Guide to using PubMed.

Expanding your search

If you are finding too few relevant references then you may need to look at expanding your search. 

You can use the following features to help you identify further articles which may be of interest:

You can also experiment with broadening your search terms and adding synonymous terms into your search strategy.

Of course, it may just be that there is very little written on your topic! Ask a librarian for advice if you require further help with your search.  

Similar Articles

When looking at the abstract page of a record, you may see that PubMed suggests Similar Articles to the article that you are looking at. 
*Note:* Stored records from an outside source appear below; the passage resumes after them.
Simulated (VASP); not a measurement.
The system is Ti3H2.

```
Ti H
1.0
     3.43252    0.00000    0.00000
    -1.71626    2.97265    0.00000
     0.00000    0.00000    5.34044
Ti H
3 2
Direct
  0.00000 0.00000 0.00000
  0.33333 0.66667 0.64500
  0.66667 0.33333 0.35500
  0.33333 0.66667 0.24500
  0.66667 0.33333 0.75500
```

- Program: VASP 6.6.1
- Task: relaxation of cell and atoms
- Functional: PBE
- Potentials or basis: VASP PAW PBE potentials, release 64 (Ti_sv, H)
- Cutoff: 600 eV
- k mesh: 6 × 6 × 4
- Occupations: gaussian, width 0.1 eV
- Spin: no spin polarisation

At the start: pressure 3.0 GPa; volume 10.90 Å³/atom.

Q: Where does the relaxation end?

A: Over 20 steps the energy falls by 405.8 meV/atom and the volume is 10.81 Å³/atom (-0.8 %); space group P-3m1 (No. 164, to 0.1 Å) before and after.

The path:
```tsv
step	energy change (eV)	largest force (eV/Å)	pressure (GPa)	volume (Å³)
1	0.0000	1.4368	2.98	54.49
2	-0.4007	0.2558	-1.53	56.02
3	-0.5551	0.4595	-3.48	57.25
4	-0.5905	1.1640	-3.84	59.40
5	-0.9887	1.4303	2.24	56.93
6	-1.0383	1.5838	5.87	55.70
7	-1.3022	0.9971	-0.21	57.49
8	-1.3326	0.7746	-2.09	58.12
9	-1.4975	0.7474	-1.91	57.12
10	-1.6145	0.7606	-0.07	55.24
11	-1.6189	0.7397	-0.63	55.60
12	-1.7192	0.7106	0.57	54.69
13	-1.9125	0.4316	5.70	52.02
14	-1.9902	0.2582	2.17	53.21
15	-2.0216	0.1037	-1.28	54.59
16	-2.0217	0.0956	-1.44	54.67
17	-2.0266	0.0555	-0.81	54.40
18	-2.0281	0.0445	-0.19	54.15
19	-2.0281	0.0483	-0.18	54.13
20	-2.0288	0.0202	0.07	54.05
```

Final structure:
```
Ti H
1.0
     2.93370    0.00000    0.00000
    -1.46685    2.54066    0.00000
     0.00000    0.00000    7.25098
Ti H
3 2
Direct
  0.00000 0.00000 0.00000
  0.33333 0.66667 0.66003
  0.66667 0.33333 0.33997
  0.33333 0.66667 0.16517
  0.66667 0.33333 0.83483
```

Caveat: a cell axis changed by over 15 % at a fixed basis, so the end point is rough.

PubMed uses a word-weighted algorithm to compare MeSH headings and words from the Title and Abstract of each citation in PubMed. The best matches found by this algorithm for each citation are then stored and recommended as Similar Articles

Some citations will not yet have Similar Articles links because they have not yet gone through the algorithm process. For more information see PubMed's detailed guide to how Similar Articles are computed

Cited reference searching

Cited by link image

PubMed offers cited reference searching which can be a useful way of expanding the list of references you have found, by finding more recent articles that have cited the article you are looking at. You can view Cited By links by looking at the bottom of a reference when your results are displayed in abstract view. The full record of an individual article also contains a list of Cited by articles. 

Important: Cited by information is generated using data submitted by publishers and from NCBI resources such as PubMed Central.  If you need to undertake a more comprehensive citation search or citation analysis then we recommend using a specialised citation database such as Scopus or Web of Science.